The Synagogue stands close to the city centre, near the Teatro Verdi and the church of S. Andrea. It was inaugurated in September 1595, and is still used for worship. Jews are known to have been in Pisa at least since the end of the 14thcentury and the building that once occupied the space where the Temple now stands was already let to a family of Israelites in 1434.
The early nucleus of the Synagogue was basically just one house but later other rooms and storerooms were added, allowing a kosher butcher and baths for ritual ablutions to be opened adjacent to it. In 1780, the year when even the Grand Duke Peter Leopold visited the temple, it was the pride of the Pisan Jewish Community for its size and beauty.

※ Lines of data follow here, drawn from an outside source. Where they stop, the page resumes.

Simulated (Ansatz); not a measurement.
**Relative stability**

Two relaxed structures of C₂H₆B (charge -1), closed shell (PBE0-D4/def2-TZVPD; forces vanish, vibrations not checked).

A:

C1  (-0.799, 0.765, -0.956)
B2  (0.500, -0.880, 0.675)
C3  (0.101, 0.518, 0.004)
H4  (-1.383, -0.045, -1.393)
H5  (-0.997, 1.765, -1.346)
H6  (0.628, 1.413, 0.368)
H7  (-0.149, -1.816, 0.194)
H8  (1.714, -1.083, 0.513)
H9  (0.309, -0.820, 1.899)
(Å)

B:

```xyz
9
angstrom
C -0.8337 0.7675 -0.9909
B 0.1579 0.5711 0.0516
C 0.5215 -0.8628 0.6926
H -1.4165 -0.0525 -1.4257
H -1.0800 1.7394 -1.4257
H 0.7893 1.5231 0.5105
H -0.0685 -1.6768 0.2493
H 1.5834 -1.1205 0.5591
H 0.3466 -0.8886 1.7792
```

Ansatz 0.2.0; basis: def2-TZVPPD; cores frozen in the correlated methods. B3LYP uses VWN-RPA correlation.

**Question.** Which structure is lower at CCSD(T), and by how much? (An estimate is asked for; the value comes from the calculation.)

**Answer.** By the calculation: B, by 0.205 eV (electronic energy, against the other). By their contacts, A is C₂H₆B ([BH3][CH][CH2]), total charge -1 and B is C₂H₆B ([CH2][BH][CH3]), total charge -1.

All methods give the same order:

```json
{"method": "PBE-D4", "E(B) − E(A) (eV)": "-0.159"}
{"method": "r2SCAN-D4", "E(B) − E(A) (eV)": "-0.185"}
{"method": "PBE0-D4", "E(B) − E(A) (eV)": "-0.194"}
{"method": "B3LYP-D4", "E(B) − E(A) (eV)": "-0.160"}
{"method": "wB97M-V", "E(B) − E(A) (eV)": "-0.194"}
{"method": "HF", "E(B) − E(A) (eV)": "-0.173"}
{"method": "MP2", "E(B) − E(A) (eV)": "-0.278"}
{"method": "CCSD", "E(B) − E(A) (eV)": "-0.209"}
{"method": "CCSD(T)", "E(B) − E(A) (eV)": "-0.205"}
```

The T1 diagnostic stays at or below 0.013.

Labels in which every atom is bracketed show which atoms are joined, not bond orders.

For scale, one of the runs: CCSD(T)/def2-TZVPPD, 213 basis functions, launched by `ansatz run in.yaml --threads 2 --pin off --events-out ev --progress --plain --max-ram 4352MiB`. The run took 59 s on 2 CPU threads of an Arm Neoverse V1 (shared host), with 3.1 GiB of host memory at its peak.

The Synagogue has changed since the Grand Duke’s day. It was completely restructured in 1861-65, by the architect Treves from Vercelli (1814-1898), who had studied in Paris and London and had taken part in re-structuring the Louvre and the Tuileries. He aimed to create a geometric, linear building, similar in style to the Tuscan Renaissance. The rooms inside were enlarged and the ceilings raised and decorated with refined classical details still visible, such as the painted ceiling in the place of worship, the Aron in the shape of an aedicule with a triangular pediment and Corinthian columns, the false coffered ceiling and the women’s gallery resting on columns with ionic capitals and a baluster of Corinthian columns.